Monthly Archives: January 2008

Relative Wealth

Posted by Deepish Thinker on January 20, 2008
New Zealand / No Comments

In contrast to the previous post, from time to time data emerges that illustrates how wealthy New Zealand is in ways that are not really captured by GDP. The fascinating book Microtrends contains the following, very encouraging, observation:

“And who gets the most sleep? New Zealanders and Australians, where 28 and 31 percent, respectively, get more than nine hours of sleep a night.”

By contrast, the average American apparently sleeps less than seven hours a night, while four out of ten Japanese sleep less than six hours a night. Inspired by this evidence of cultural superiority I think I will take a relaxing mid-morning nap.

Relative Poverty

Posted by Deepish Thinker on January 17, 2008
Economics, New Zealand / 1 Comment

One of the things that has always struck me about the US is what a spectacularly wealthy country it is. Or alternatively, how pathetically poor New Zealand is by comparison. Occasionally data crops up that depressingly reinforces this impression.

The cunning cartographers responsible for this map of the US have replaced the name of each state with the name of a country that generates similar GDP.

Embarrassingly, it turns out that New Zealand’s GDP roughly approximates that of Washington DC (population 580,000, area 177 square km).

Evidence of Pundit Credibility

Posted by Deepish Thinker on January 07, 2008
Uncategorized / 1 Comment

In a revolutionary move your faithful correspondent is going to actually offer some evidence of his competence as a pundit. While the value of his opinions on politics, culture, economics and business are still in doubt, his brilliance in the arena of American Football can no longer be denied. In the Peter King Challenge your favorite blogger proved better than Sports Illustrated correspondent Peter King at predicting the results of NFL games.

Peter King Challenge Scoreboard

Your inestimable reporter is so pleased with this unprecedented triumph that he has begun to refer to himself in the third person. The inevitable fall to earth is anticipated shortly.

If I were…..

Posted by Deepish Thinker on January 04, 2008
US Politics / No Comments

The Iowa caucuses are done and results have confirmed that the nomination races are just about as wide open as they have ever been. This being the case, it seems like now would be a good time to consider how some interested observers who will not be voting in the remaining primaries would like the races to turn out.

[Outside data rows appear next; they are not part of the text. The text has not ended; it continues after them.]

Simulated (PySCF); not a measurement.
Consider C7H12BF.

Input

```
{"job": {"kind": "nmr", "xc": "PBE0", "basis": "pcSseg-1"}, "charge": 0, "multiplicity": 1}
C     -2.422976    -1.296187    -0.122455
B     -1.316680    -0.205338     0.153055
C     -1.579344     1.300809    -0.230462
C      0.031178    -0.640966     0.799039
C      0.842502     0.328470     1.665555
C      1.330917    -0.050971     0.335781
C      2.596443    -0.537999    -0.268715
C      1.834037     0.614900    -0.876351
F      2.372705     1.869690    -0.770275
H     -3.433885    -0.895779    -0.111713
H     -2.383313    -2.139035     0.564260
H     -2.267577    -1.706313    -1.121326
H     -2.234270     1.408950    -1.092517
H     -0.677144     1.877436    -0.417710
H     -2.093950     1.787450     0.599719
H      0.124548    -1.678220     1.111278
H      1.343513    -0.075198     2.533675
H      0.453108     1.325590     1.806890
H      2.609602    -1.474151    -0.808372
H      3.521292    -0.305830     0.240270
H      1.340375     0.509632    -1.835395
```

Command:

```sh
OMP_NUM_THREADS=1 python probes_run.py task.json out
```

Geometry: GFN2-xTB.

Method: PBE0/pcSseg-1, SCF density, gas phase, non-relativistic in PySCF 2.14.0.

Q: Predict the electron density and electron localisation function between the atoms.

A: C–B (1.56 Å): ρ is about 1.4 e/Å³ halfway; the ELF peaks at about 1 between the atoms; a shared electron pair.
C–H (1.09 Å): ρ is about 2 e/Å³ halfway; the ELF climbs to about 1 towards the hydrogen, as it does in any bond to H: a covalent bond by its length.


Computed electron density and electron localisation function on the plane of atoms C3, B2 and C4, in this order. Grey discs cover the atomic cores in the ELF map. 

If I were a Republican party strategist my choices for the Democratic nominee would be:

(1) John Edwards
(2) Hillary Clinton
(3) Barack Obama

Edwards is running to the left of the Democratic party, which puts him well to the left of the average general election voter. He also made his millions suing doctors, which would be a gift for Republican speech writers in an election where health care is shaping up to be a big issue.

Hillary of course would carry all the accumulated baggage from the Clinton administration. Republican campaigners would relish the opportunity to dust off all those old files and nothing would fire up the Republican base more than the prospect of a second Clinton presidency.

By contrast, Obama has a short political record, which makes inexperience the only real angle Republicans can attack. In addition, his likable personality and the historic nature of his candidacy could potentially generate enormous crossover appeal.

If I were a Democratic party strategist my choices for the Republican nominee would be:

(1) Rudi Giuliani
(2) Fred Thompson
(3) Mike Huckabee
(4) Mitt Romney
(5) John McCain

Giuliani has an erratic and abrasive personality, is widely disliked by socially conservative Republicans, who might well stay home rather than vote for him, and has a cupboard chock full of skeletons. If there is any Republican candidate more or less guaranteed to melt down it’s Rudi Giuliani.

Thompson is a notoriously lazy actor with an unimpressive political track record. He has loser written all over him (of course there is good chance he won’t be in the race much longer).

Huckabee is beloved by evangelical christians, but doesn’t really impress anyone else. However there is some danger for Democrats in a Huckabee candidacy. He does have a very likable personality and espouses populist positions that could generate some crossover appeal.

Romney is another candidate strongly disliked by parts of the Republican base. However he has deserved reputation for competence, was a Republican governor in a Democratic state, which indicates considerable ability to appeal to independents and moderate Democrats, and he has a bucket load of cash.

McCain would be a real threat in the general election. He was a vocal critic of the Bush administration, so it is difficult to hold him responsible for it’s mistakes. Generally speaking McCain has genuine crossover appeal, a reputation for taking principled stands and a done everything resume. There is also the military record to contend with. In addition, while he might not be trusted by social conservatives, they don’t despise him in they way they do pro-choice Giuliani. The only real knock on him as a general election candidate is that he’s about 2,000 years old.